SymmetricalDataSecurity: How to Keep Database Table Sizes Down and Prevent Data Bloat

Most web applications use a data store of some kind, often a relational database. When a web app becomes successful, it can become all too easy to start "hoarding" data in the database. But hoarding data leads to the unbounded growth of database tables (both row count and stored data size).

While this works fine to a certain point, it is very useful to prevent some data bloat — or, if you cannot prevent it, to plan for your infrastructure ahead of time to adequately manage growth.

Before we dive in, let's see how we might end up with bloated applications.

More Data is Not Always Great

Most of the applications we work on tend to get bigger with time.

If you use a cloud provider for your database, you might hit your allocated storage limit. Once that happens, you will need to upgrade to a different instance type. Heroku PostgreSQL databases have a limit, for example, a "hobby" tier instance is limited to 1GB of data.

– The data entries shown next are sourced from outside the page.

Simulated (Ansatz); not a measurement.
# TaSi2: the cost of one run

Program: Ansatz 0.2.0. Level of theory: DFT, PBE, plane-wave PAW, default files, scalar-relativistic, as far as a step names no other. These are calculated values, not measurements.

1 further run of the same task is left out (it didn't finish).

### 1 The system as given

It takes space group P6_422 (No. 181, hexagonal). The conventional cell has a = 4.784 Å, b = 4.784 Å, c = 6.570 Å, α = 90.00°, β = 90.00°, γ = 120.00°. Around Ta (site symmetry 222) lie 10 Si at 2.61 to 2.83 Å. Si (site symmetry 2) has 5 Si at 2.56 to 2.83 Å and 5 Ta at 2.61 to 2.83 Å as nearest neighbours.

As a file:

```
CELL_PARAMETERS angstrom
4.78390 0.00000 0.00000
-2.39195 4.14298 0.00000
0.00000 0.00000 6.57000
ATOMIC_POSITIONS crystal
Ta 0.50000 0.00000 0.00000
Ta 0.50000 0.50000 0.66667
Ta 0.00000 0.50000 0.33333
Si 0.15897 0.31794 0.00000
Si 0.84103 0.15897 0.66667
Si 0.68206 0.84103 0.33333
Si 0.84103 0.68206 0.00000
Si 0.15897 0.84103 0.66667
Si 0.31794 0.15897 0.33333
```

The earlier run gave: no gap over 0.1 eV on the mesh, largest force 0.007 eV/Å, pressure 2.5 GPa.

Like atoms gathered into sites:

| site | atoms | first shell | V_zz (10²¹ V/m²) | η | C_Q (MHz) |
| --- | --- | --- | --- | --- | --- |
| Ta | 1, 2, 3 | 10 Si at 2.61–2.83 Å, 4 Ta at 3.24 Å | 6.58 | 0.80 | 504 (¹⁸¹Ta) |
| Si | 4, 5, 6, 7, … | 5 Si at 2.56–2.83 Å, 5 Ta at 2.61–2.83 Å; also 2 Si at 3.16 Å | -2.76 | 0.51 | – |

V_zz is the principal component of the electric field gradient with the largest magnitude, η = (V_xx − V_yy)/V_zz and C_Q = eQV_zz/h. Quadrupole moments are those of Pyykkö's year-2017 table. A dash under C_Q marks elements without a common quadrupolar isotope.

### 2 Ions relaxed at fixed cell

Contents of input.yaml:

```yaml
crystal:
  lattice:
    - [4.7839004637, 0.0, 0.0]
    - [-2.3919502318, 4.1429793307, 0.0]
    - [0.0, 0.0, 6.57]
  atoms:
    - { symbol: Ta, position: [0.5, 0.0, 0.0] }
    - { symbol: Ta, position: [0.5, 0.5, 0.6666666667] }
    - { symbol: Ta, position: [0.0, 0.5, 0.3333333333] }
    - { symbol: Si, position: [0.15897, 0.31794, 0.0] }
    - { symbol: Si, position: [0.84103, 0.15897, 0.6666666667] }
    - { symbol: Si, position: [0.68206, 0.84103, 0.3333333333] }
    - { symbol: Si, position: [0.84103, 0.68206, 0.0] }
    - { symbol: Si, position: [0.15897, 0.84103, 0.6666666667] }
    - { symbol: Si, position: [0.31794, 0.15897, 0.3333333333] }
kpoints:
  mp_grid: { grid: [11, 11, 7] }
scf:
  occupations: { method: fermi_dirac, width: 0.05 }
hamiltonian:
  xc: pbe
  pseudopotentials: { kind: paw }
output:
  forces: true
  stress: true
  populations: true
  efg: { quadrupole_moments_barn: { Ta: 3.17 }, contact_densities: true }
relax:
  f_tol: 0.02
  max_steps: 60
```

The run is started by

Having more data also has implications for query speeds. What used to be possible without an index becomes impossible with larger tables. Some row range scans will get slower. More locks will be acquired to do database UPDATE and DELETE operations.

How Database Tables Grow

Data hoarding happens gradually. What is not a problem today can easily become a problem in a month or six months. The most treacherous thing about data hoarding is that it is so easy to miss. Consider a few very classic scenarios:

For compliance reasons, you adopt a gem like paper_trail and get an audit_log_entries table. Every operation with a mode of significance in your application creates a row in the audit_log_entries table. Those audit log entries never get archived.
You accept uploads and are using ActiveStorage. You never delete the uploads, so your activestorage_blobs table keeps getting bigger and bigger.
You run a shared CMS for publishing on the Web, and you allow article segments to be stored in your database. Your platform becomes successful, but most of your authors write book-sized articles. The pages table becomes very sizeable even though it only contains a few thousand pages.
You allow user-uploaded content, but you do not delete the data for compliance reasons, and instead use something like paranoia to delete via a flag. Your user_items table grows indefinitely, and without you knowing it, passes 10M rows.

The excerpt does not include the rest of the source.